5. Exercise sheet#

Some general remarks about the exercises:

  • For your convenience functions from the lecture are included below. Feel free to reuse them without copying to the exercise solution box.

  • For each part of the exercise a solution box has been added, but you may insert additional boxes. Do not hesitate to add Markdown boxes for textual or LaTeX answers (via Cell > Cell Type > Markdown). But make sure to replace any part that says YOUR CODE HERE or YOUR ANSWER HERE and remove the raise NotImplementedError().

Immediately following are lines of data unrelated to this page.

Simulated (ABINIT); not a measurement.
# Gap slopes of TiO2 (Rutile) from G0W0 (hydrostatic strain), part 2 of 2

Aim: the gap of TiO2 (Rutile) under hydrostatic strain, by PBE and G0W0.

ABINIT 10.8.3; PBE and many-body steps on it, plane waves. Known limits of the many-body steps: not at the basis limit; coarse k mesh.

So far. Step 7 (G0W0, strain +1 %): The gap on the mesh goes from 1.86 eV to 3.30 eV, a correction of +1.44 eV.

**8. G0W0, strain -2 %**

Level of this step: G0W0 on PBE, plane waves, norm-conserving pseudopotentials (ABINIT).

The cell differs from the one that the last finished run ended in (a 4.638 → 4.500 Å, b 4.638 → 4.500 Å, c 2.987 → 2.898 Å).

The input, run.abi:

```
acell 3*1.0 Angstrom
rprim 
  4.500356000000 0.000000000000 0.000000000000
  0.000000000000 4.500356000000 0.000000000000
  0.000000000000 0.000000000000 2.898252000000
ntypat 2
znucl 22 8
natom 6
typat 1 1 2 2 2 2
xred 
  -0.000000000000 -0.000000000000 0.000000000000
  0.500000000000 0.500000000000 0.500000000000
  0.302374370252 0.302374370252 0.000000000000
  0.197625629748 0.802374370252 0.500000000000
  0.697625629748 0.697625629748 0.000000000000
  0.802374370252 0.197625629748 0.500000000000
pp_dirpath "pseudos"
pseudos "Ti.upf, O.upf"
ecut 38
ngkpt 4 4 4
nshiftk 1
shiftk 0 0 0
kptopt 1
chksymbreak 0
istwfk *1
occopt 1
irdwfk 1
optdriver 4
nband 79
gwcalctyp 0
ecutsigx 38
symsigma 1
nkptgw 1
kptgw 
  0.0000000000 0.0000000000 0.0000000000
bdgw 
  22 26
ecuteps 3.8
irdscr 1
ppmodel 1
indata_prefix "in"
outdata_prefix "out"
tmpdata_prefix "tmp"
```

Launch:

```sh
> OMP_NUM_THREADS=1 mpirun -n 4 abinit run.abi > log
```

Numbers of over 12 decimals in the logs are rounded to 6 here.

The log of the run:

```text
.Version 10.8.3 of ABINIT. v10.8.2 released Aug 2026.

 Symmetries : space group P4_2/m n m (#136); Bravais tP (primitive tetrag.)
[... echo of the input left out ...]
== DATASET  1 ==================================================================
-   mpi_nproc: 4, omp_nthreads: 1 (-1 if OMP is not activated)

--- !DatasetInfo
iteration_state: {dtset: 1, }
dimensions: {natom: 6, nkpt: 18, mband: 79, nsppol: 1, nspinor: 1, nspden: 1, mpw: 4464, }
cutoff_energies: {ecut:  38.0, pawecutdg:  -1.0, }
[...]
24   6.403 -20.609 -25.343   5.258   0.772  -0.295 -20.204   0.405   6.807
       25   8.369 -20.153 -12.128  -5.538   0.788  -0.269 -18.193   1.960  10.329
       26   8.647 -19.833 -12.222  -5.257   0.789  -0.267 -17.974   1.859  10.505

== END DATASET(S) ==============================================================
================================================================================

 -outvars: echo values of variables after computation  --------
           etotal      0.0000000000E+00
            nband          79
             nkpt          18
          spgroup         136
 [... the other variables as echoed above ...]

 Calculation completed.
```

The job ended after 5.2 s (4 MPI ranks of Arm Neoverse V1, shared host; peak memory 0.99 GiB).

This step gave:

  • Please make your code readable by humans (and not just by the Python interpreter): choose informative function and variable names and use consistent formatting. Feel free to check the PEP 8 Style Guide for Python for the widely adopted coding conventions or this guide for explanation.

  • Make sure that the full notebook runs without errors before submitting your work. This you can do by selecting Kernel > Restart & Run All in the jupyter menu.

  • Each sheet has 100 points worth of exercises. Note that only the grades of sheets number 2, 4, 6, 8 count towards the course examination. Submitting sheets 1, 3, 5, 7 & 9 is voluntary and their grades are just for feedback.

Please fill in your name here and, in case you worked together closely with someone, the name of your collaborator(s) as well:

NAME = ""
COLLABORATORS = ""

Exercise sheet 5

Code from the lectures:

import numpy as np
import matplotlib.pylab as plt

rng = np.random.default_rng()
%matplotlib inline

def sample_autocovariance(x,tmax):
    '''Compute the sample autocorrelation of the time series x 
    for t = 0,1,...,tmax-1.'''
    x_shifted = x - np.mean(x)
    return np.array([np.dot(x_shifted[:len(x)-t],x_shifted[t:])/(len(x)-t) 
                     for t in range(tmax)])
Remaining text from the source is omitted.